Keeping it Lively along the Path
As a small business owner my days tend to go on and on. The weeks can run into each other in an endless stream. Even if one day is not ever quite like another, well, they pretty much are one like another.
I try to help my staff and interns stay alert to nuances and changes. I try to help them keep looking for things to learn in the midst of repetition. This requires me to train them a bit more creatively. In the midst of a long, grey, slow winter, this creativity is also helpful to just keep a positive attitude.
In this last of three memories of my father’s role as a coach in my life, I offer a glimpse of what I’m trying to do with those I employ.
My dad was an assistant for my first two football teams. He never did like coaching football as much as baseball or basketball, but I know he wanted to be a part of it. The football coaches of our town didn’t turn over very quickly so Dad just tried to be content on the side.
One Saturday morning Dad did get a chance to run a whole practice with our team, the Falcons, since our coach was out hunting. Dad called the practice for Joy Park along Silver Lake. It seemed like a strange choice because we usually just played down at Richardson’s ball field. The playground has little resemblance to a football field and has barely 10 yards of flat open ground.
The leaves are turning but few are on the ground. It is actually a little warm this mid-fall morning. We gather on the swings and merry-go-round in our pads and uniforms. We’re having fun trying to do things in these bulky outfits, chasing each other and playing, unaware of what we might actually be learning by this. Dad just watches and smiles.
Finally after everyone has arrived we line up near the road for exercises and warm up. The cars are sparse but we get a laugh out of having people drive by and stare at us. One carload considers stopping to play at the playground but drives on.

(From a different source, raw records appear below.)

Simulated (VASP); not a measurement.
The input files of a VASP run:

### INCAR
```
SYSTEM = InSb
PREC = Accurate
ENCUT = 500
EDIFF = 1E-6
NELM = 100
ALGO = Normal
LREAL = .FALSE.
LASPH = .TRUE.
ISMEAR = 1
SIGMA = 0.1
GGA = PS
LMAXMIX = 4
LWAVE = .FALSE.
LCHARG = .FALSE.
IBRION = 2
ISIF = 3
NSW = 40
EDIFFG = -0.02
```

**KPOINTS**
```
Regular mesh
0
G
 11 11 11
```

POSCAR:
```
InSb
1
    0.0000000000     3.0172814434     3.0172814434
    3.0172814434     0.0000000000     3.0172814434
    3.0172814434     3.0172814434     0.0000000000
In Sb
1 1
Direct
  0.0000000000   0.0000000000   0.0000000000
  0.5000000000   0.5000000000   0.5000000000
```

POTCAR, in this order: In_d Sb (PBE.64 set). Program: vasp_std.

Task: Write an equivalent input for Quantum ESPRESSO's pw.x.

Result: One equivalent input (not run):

A quick run to the top of the hill for a drink becomes a workout as well as we take turns pumping the handle on the old water pump. And then it’s down for some plays. As we set up on the small open space we begin to pretend that trees and playground equipment are opposing players. We put nifty moves on them that leave them standing in their tracks. Joel Martin makes us laugh as he runs into tree after tree trying to knock them down. Every play we run requires us to make funny little adjustments that make them seem brand new.
Dad has fun throwing the ball through the tree branches to our receivers who stretch their hands and arms while trying to pick out the ball from the leaves that fall. Later Dad hangs a tackling dummy from the swing set and pulls on the rope making the dummy bob up and down as we charge and tackle it.
I remember this day because it was different. My dad had transformed a familiar park space into something new. He had transformed what was usually a drudgery of a Saturday morning football practice into something fun.
And many years later, when I pulled into Joy Park late in the wee hours of the morning after a 16-hour motorcycle riding mis-adventure just hoping for a place to rest, I would remember fondly a father who could be with me in spirit in the most amazing places. But that’s another story.